The short-circuit operator x Sand y is equivalent to the conditional expression if x then y else false; x Sor y is equivalent to if x then true else y.

Typically short-circuit operators are, in effect, control structures rather than simple arithmetic operators, as they are not strict. However ALGOL 68 used "proceduring" to achieve user defined short-circuit operators & procedures.

In loosely-typed languages which have more than the two truth-values True and False, short-circuit operators may return the last evaluated subexpression, so that x Sor y is actually equivalent to if x then x else y (without actually evaluating x twice). This is called "Last value" in the table below.

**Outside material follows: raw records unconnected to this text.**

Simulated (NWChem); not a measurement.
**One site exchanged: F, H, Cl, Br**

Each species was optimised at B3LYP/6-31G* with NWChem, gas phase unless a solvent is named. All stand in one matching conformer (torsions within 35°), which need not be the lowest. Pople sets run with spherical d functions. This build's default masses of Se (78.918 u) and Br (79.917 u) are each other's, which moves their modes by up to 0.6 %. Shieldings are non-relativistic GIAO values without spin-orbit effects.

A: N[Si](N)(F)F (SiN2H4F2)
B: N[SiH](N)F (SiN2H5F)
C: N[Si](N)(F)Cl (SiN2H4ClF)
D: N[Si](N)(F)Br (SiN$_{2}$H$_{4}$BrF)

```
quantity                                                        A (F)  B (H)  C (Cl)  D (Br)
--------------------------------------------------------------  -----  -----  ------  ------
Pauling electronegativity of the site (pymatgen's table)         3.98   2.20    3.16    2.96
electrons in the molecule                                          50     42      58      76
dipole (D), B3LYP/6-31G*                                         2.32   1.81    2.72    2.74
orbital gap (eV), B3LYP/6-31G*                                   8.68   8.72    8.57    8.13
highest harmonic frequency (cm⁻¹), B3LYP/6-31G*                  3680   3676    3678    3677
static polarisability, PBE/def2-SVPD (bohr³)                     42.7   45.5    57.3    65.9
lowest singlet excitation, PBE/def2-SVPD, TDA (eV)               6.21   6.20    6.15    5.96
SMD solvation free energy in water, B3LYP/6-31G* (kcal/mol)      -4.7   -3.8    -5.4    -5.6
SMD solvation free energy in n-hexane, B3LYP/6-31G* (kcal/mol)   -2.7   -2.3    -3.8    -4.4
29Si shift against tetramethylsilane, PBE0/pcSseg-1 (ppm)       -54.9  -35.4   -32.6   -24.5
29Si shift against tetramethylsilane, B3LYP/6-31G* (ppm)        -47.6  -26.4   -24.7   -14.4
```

In languages that use lazy evaluation by default (like Haskell), all functions effectively "short-circuit", and special short-circuit operators are unnecessary.

Contents

[edit] Support in common programming languages

Boolean operators in various languages
Language Standard operators Short-circuit operators Value
Ada, Eiffel and , or and then , or else Boolean
ALGOL 68 and , & , ∧ ; or , ∨ andf , orf (both user defined) Boolean
C1, C++, C#, Java, R & , | && , || Boolean
Erlang and, or andalso, orelse Boolean
Fortran .and. , .or. Boolean
Standard ML Unknown andalso, orelse Boolean
Javascript, MATLAB & , | && , || Last value
Lisp, Lua, Scheme none and , or Last value
OCaml, Haskell none && , || Boolean
Pascal and, or2 and_then, or_else3 Boolean
Perl, Ruby & , | && , and , || , or Last value
PHP & , | && , and , || , or Boolean
Python & , | and , or Last value
Smalltalk & , | and: , or: Boolean
Visual Basic .NET And , Or AndAlso , OrElse Boolean

1 C, prior to C99, did not actually have a distinct boolean type, but the bit-wise operations & and | function as standard boolean operators on the values returned by the relational operators.
2 ISO Pascal allows but does not require short-circuiting; most implementations do not short-circuit.[1]
3 ISO-10206 Extended Pascal supports and_then and or_else.[2]

[edit] Example

[edit] Common usage: Deliberate omission of meaningless second test

Usual example.

int denom = 0;
if (denom && nom/denom) {
        oops_i_just_divided_by_zero(); // never happens       
}

Consider the following example using the C programming language:

int a = 0;
if (a && myfunc(b)) {
    do_something();
}

In this example, short-circuit evaluation guarantees that myfunc(b) is never called. This is because a evaluates to false. This feature permits two useful programming constructs. Firstly, if the first sub-expression checks whether an expensive computation is needed and the check evaluates to false, one can eliminate expensive computation in the second argument. Secondly, it permits a construct where the first expression guarantees a condition without which the second expression may cause a runtime error. Both are illustrated in the following C code where minimal evaluation prevents both null pointer dereference and excess memory fetches:

int IsTwoCharsLong( const char *p ) {
  return p != NULL
      && p[0] != '\0'
      && p[1] != '\0'
      && p[2] == '\0';
}

[edit] Caveats

[edit] Untested second condition leads to unperformed side-effect

Despite these benefits, minimal evaluation may cause problems for programmers who do not realize (or forget) it is happening. For example, in the code

if (expressionA && myfunc(b)) {
    do_something();
}

if myfunc(b) is supposed to perform some required operation regardless of whether do_something() is executed, such as allocating system resources, and expressionA evaluates as false, then myfunc(b) will not execute, which could cause problems. Some programming languages, such as Java, have two operators, one that employs minimal evaluation and one that does not, to avoid this problem.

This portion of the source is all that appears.